Launched by the United Nations in December 1993, the World Press Freedom Day became the internationally recognised instance to reassess the significance of free media for a democratic society. It is a date to encourage and develop initiatives in favour of press freedom, and to assess the state of press freedom worldwide. It serves as a reminder to governments of the need to respect their commitment to press freedom and is also a day of reflection among media professionals about issues of press freedom and professional ethics. Just as importantly, World Press Freedom Day is a day of support for media which are targets for the restraint, or abolition, of press freedom. It is also a day of remembrance for those journalists who lost their lives in the exercise of their profession.
Council of Europe action for press freedom
The Council of Europe's action to promote press freedom and freedom of information is based on Article 10 of the European Convention on Human Rights. Aiming at promoting an enabling environment for the freedom of expression, the Council of Europe regularly assesses the media freedom situation in its member states, provides recommendations and develops cooperation tools and frameworks. It equally exposes and condemns most serious violations of journalist’s rights and attacks on media freedom and explores new challenges arising in the context of new societal and technological developments.

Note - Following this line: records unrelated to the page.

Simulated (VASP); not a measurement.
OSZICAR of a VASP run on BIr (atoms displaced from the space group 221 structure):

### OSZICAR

In his annual report “State of Democracy Human Rights and the Rule of Law”, the Secretary General of the Council of Europe assesses the freedom of expression in member states in respect of legal guarantees, protection of journalists and other media actors, media independence, plurality and diversity, and freedom of expression on the internet. The report regularly identifies trends and provides specific recommendations.
Since April 2015 the Platform for the Protection of Journalism and Safety of Journalists collects and disseminates information on the most serious concerns about media freedom and safety of journalists in Council of Europe member states in collaboration with a number of partner organisations.
The “Journalism at Risk” study emphasises the rising death toll among journalists, physical attacks, acts of intimidation, judicial harassment, imprisonment, muzzling legislation, smear campaigns and abuse of financial levers.
The “Freedom of Expression and Defamation” review, published in September 2016, examines the case law of the European Court of Human Rights. It explains how defamation laws that are overly protective of reputational interests and that provide for far-reaching remedies or sanctions can have a chilling effect on freedom of expression and public debate.
The study “Journalists under pressure”, conducted among 940 journalists and other news providers in the 47 Council of Europe member states and Belarus assesses the prevalence and impact of unwarranted interference on journalists.
The Council of Europe has developed a consistent body of standards supporting media freedom.
Most lately, the Recommendation on protection of journalism and safety of journalists and other media actors provides specific guidelines to member states to act in the areas of prevention, protection, prosecution, promotion of information, education and awareness rising.
The Recommendation on internet freedom calls member states to periodically evaluate the level of respect for of human rights and fundamental freedoms with regard to the internet on indicators including freedom of expression, freedom of assembly and association, the right to privacy and personal data protection and democratic oversight over surveillance.
Building capacity in member states
The Council of Europe Information Society Programme has implemented in the on-gong decade over 20 projects in member states and partner countries promoting media freedom. The aim is to foster an enabling environment for freedom of expression taking into account the challenges of a changing media environment. The projects provide human rights expertise and assistance to media and new-media actors, as well as guidance to governments and regulatory authorities in target countries.
Since 2016 a special dialogue was established with national mechanisms to protect journalists, such as ombudsman institutions, press commissioners and non-governmental organisations in order to exchange good practices and strengthen national capacities to promote the safety of journalists.
Council of Europe acts as a Europe-wide platform for dialog and exchange of best practices for press freedom as reinforced by initiatives below.
Co-organised by the Council of Europe, the European Broadcasting Association and the Czech Parliament in November 2016 in Prague, the conference "Public Service Media and Democracy" discussed the role of parliaments in protecting the media, as well as the present and future of the public-service media in the region.
In March 2017 a conference focussed on “Promoting dialogue between the ECtHR and the media freedom community” was organised in Strasbourg in partnership with the European Centre for Press and Media Freedom.
The conference “Freedom of Expression Online”, held in Nicosia in partnership with the Supreme Court of Cyprus reflected on the challenges faced by Courts when applying freedom of expression and rule of law standards to an environment of constant technological evolution.
Developing new policies
The Steering Committee on Media and Information Society (CDMSI), the Council of Europe specialised expert body, currently undertakes policy reflections geared towards enhancing a pluralist media landscape, transparency of media ownership, diversity of media content, inclusiveness in public service media and gender equality in media coverage of election campaigns.